One day last week I helped supervise a group of children from our church as they went to a morning of swim lessons. As I sat on the side of a pool, my legs dangling in the water, I watched one of our girls taking her first lesson (she hadn’t been able to come earlier in the week). My mind stumbled into a flash of memories as she struggled to trust the water and her instructor enough to float on her back.
As I remembered, I could almost feel my mom’s warm hands on my back. Her sun browned arms, much longer and stronger than my own, tilted me back into the water. My ears submerged and everything went muffled. I looked up at the sky and urged my eyes back further so I could see her face. I smiled at her smile and relaxed further into my float.
As soon as I could float the world opened up in a totally new way.

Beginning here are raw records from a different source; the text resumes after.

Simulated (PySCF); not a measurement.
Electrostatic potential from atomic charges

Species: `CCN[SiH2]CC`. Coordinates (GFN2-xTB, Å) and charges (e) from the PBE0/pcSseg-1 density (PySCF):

One of my favorite games started with me leaning back. Mom would then pull me around the pool by my feet singing songs and making tug-boat noises. The water would swirl and slosh around me as the sky spun above.
I’ve been thinking lately of the imagery we have in scripture of God as mother.
Growing up in church God was always described as father, so I honestly hadn’t given the idea much thought until it came up during my time in seminary. Even then it was just a blip on my radar. Now, though, it’s coming up more.
I have a wonderful mother; and a wonderful father. I know not everyone can say that about one, or both, of their parents which is why I think it is so important that we acknowledge and engage with all of the images of God we receive in scripture. God is infinitely larger than any one image or metaphor or symbol can contain. For that reason, I believe we are offered a multitude of options to hold up in the light of Christ so we, as finite humans, might discover the nature of God. The hope is that we might relax into a trusting relationship as we receive God’s love and grace.
As I watched the girl in the pool struggling to lean her head back far enough to actually float I considered things from her perspective. Here she was at a large swim club where she had never stepped foot before that day. Here she was surround by screaming kids, blazing sun, and an instructor whose name she had just learned. And here she was being told to lean back until all but a small circle of her face wasn’t submerged in water. The instructor kept tapping her on the forehead telling her to lean back until she felt the water right there. She couldn’t do it though, and I couldn’t blame her.
It doesn’t make sense that our bodies should float. The only way we can find out it’s true is by leaning all the way back. Otherwise, we will sink.
When I was learning to float I couldn’t do it immediately either, but it was my mother’s hands that caught me and gave me the courage to keep trying. After a hard day of learning it was her warm hands and arms that wrapped me in a towel, buckled me into my seat, and steered me home.
What a grace it was to lean back onto my mother’s arms. To know that even when they weren’t touching my back they were never too far away to catch me. These were the arms that had held me from the moment I was born. These were the hands that tried to contain my vomit in the middle of the night after I caught a stomach bug and, when that failed, instead guided me to the toilet where they held my hair out of my face. These were the fingers that cracked eggs into hot skillets or bowls of cookie batter.
Strength, comfort, sustenance. That, and more, is what kept me from sinking.
It’s hard for me to trust God. Hard to lean all the way back and let God guide me around the pool and see things from a new perspective. Hard to trust the strength, comfort, and sustenance that I know is there.
As I sat on the edge of the pool last week and watched the swim lesson I realized that I often imagine God more like an unknown swimming instructor than like my mother.
One of the ways my view of God is shifting is by meditating on scripture through prayer and with the help of the Holy Spirit. I am trying to slow down more often and do this. Sometimes it happens unexpectedly on a morning by the pool, and other times it comes from dedicated study.
The more I do this, in whatever form, the easier I find it is to lean back and trust. I am finding that there is grace in the trying and there is always love and comfort when I panic and plant my feet back on the bottom of the pool.
In case you’re interested…
Lauren F. Winner wrote a book called, Wearing God: Clothing, Laughter, Fire, and Other Overlooked Ways of Meeting God. In it she explores God as a laboring woman as described in three different places in the book of Isaiah. Reading this book has encouraged me on my journey into knowing God more and has beckoned me back to scripture to further explore. If you’re intrigued by this conversation, check out her work. It’s good.